There is a phenomenon sweeping this great country that needs to be addressed. It also needs to be stopped. I fully realize I am about to alienate at least two of my readers, and one of my favorite. I'll let y'all fight it out amongst yourselves on who my fav is…that, in and of itself is it's own blog.
I'm talking about yard art. Basically, if it hasn't shot out of mother earth's own vagina, it has no business being in your yard. I honestly think a garden gnome here and there is cute. Perhaps a faux stone wagon strategically placed amid your bed of pansies might even be cute. An angel here and there? Knock yourself out. These types of adornments don't really bother me that much. In fact, I'd be lying if I didn't say that I don't have one or five of them.
I am, however, talking about this pervasive usage of these hideous holiday monstrosities that are hand sewn nylon creations (hand sewn by 4 10 year olds in a Thailand sweat shop) with the motorized blowers assembled by some equally inept 8 year old in Taiwan. If your yard decoration has a blower as part of the display, get rid of it. It's not cute, it's not festive, the neighbors are not "going to love it".
Jed's mom was here a couple of weeks ago. She found one such yard display at a local Hell-Mart. She told Jed she was going to buy it. I wasn't there, but the exchange went something like this:
DIVA: OH JED! Look at that! Isn't it adorable? I want to get it for the boys.
JED: Uh, mom. I'm not really sure we're inflatable yard art people.
DIVA: But the boys will LOVE it.
JED: I'm not so sure Freddy will.
Jed was ABSOLUTELY right. There is no way in hell that I would allow an 8-foot tall (and equal diameter) blow up carousel with real spinning horses be blown up in my front yard. Forget the tackiness in my own yard. My neighbors, Hot Tommy and his wife, Hot Sarah, would kill me. RIDICULOUS. So they return from the local town killer and Diva says, "Jed's a joy killer. He wouldn't let me buy a blow up carousel for the boys. He said 'Y'all weren't YARD ART people' and I told him phewy." I told Diva that Jed, apparently, knew me better than I gave him credit for and that I was, in fact, not "yard art people." Good save Jed! I owe you one.
So I'm driving around the neighborhood and I would like to give you some visualizations of exactly what it is that FREDDY thinks is tack-y. Ladies and gentlemen of the jury, I present to you exhibit 1:
This here happens to be the EXACT same carousel that Diva wanted to purchase for me. You tell me, readers. Was I being unreasonable?
Now I'm not sure I even like little snow globes in my house. They fall. They break. They're messy. Children cut their fingers on shards of broken glass. Why would I want this in my front yard?

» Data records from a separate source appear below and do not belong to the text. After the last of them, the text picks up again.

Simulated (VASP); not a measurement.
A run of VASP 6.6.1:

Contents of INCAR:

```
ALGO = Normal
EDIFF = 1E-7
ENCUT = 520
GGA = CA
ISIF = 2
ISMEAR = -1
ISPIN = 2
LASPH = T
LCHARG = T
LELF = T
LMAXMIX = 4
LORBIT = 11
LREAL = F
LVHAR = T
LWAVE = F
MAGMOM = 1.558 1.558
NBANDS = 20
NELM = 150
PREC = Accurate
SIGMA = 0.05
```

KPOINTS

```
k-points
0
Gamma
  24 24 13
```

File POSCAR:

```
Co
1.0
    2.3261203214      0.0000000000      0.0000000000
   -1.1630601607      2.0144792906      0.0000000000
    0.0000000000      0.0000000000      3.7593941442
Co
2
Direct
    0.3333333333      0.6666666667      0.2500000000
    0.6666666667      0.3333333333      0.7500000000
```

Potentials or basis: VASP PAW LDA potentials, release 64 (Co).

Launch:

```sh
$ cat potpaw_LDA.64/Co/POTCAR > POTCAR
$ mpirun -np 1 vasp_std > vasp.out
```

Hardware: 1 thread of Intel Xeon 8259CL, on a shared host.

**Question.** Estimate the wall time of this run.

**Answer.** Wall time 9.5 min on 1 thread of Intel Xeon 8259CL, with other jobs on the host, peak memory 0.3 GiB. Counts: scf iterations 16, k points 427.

After, what? 15 years on television, isn't it time you had him blown up in your front yard? And look how festive he is all dressed up in a Santa suit.
In case your children don't get enough of "It's a white Christmas Charlie Brown" on television, you can always send them out to your front yard to recreate it.
Why decorate ONE tree INSIDE your house when you can put 15 artificial trees OUTSIDE your house and import some metal deer to give it an added "country" feel to your city house.
Cute, tastefully done authentic candy cane archway to frame your walkway to your house with an inflatable chimney on top of your house with a Santa popping up and down. Now why didn't I think of that?
Don't have time to decorate a tree inside your house? Just blow one up outside.
This photo is a little blurry, but I wanted you to see the 6 foot tall bear "with gifts"…and it may actually clue you lazier readers into where I'm about to go next…
Don't want to go to Church or the theater this year to see the story of Jesus' birth? Not a problem. We've got you covered.
But the most amazing thing of all folks, in case you haven't figured it out yet…the common thing all these lovely inflatable pieces of art have is their location. Yes, you may have figured it out. They're all at the same house.
And I shit you not. This particular family must shop every post holiday sale throughout the year at every store in town looking for nothing but other inflatables. Because this is the scene in their front yard YEAR ROUND for every frickin' holiday. In fact, catch me in February for the 14 foot tall inflatable cupid and heart.
That's all I got. And frankly, it's enough.